Received-SPF: pass (google.com: domain of linux-ext4-owner@vger.kernel.org designates 23.128.96.18 as permitted sender) client-ip=23.128.96.18;
Date:   Sun, 11 Apr 2021 00:25:03 -0400
From:   "Theodore Ts'o" <tytso@mit.edu>
To:     Wen Yang <wenyang@linux.alibaba.com>
Cc:     riteshh <riteshh@linux.ibm.com>, adilger@dilger.ca,
        linux-ext4@vger.kernel.org, jack@suse.cz,
        linux-kernel@vger.kernel.org, baoyou.xie@alibaba-inc.com
Subject: Re: [PATCH] ext4: add a configurable parameter to prevent endless
 loop in ext4_mb_discard_group_p
Message-ID: <YHJ6H8hClqlrAouQ@mit.edu>
References: <f16d7afa-3799-f523-3c19-9ceb9427ff6e@linux.alibaba.com>
 <20210409054733.avv3ofqpka4m6xe5@riteshh-domain>
 <0e0c2283-5eb9-e121-35b2-61dbccc8203b@linux.alibaba.com>
MIME-Version: 1.0
Content-Type: text/plain; charset=us-ascii
Content-Disposition: inline
In-Reply-To: <0e0c2283-5eb9-e121-35b2-61dbccc8203b@linux.alibaba.com>
Precedence: bulk

On Sun, Apr 11, 2021 at 03:45:01AM +0800, Wen Yang wrote:
> At this time, some logs are lost. It is suspected that the hard disk itself
> is faulty.

If you have a kernel crash dump, that means you can extract out the
dmesg buffer, correct?  Is there any I/O error messages in the kernel
log?

What is the basis of the suspicion that the hard drive is faulty?
Kernel dmesg output?  Error reporting from smartctl?

> There are many hard disks on our server. Maybe we should not occupy 100% CPU
> for a long time just because one hard disk fails.
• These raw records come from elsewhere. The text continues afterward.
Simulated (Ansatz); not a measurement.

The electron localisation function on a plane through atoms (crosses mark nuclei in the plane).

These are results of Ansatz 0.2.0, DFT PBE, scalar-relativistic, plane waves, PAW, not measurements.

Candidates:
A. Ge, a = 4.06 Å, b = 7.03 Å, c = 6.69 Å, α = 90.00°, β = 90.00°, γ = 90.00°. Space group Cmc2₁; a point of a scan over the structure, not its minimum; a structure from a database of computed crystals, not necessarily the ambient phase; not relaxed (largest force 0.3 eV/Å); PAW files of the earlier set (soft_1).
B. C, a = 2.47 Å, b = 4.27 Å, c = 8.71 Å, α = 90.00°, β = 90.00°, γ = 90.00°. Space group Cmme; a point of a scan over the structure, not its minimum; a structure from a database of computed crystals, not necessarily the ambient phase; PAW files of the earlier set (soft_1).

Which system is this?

It depends on the nature of the hard drive failure.  How is it
failing?

One thing which we do need to be careful about is when focusing on how
to prevent a failure caused by some particular (potentially extreme)
scenarios, that we don't cause problems on more common scenarios (for
example a heavily loaded server, and/or a case where the file system
is almost full where we have multiple files "fighting" over a small
number of free blocks).

In general, my attitude is that the best way to protect against hard
drive failures is to have processes which are monitoring the health of
the system, and if there is evidence of a failed drive, that we
immediately kill all jobs which are relying on that drive (which we
call "draining" a particular drive), and/or if a sufficiently large
percentage of the drives have failed, or the machine can no longer do
its job, to automatically move all of those jobs to other servers
(e.g., "drain" the server), and then send the machine to some kind of
data center repair service, where the failed hard drives can be
replaced.

I'm skeptical of attempts to try to make the file system to somehow
continue to be able to "work" in the face of hard drive failures,
since failures can be highly atypical, and what might work well in one
failure scenario might be catastrophic in another.  It's especially
problematic if the HDD is not explcitly signalling an error condition,
but rather being slow (because it's doing a huge number of retries),
or the HDD is returning data which is simply different from what was
previously written.  The best we can do in that case is to detect that
something is wrong (this is where metadata checksums would be very
helpful), and then either remount the file system r/o, or panic the
machine, and/or signal to userspace that some particular file system
should be drained.

Cheers,

						- Ted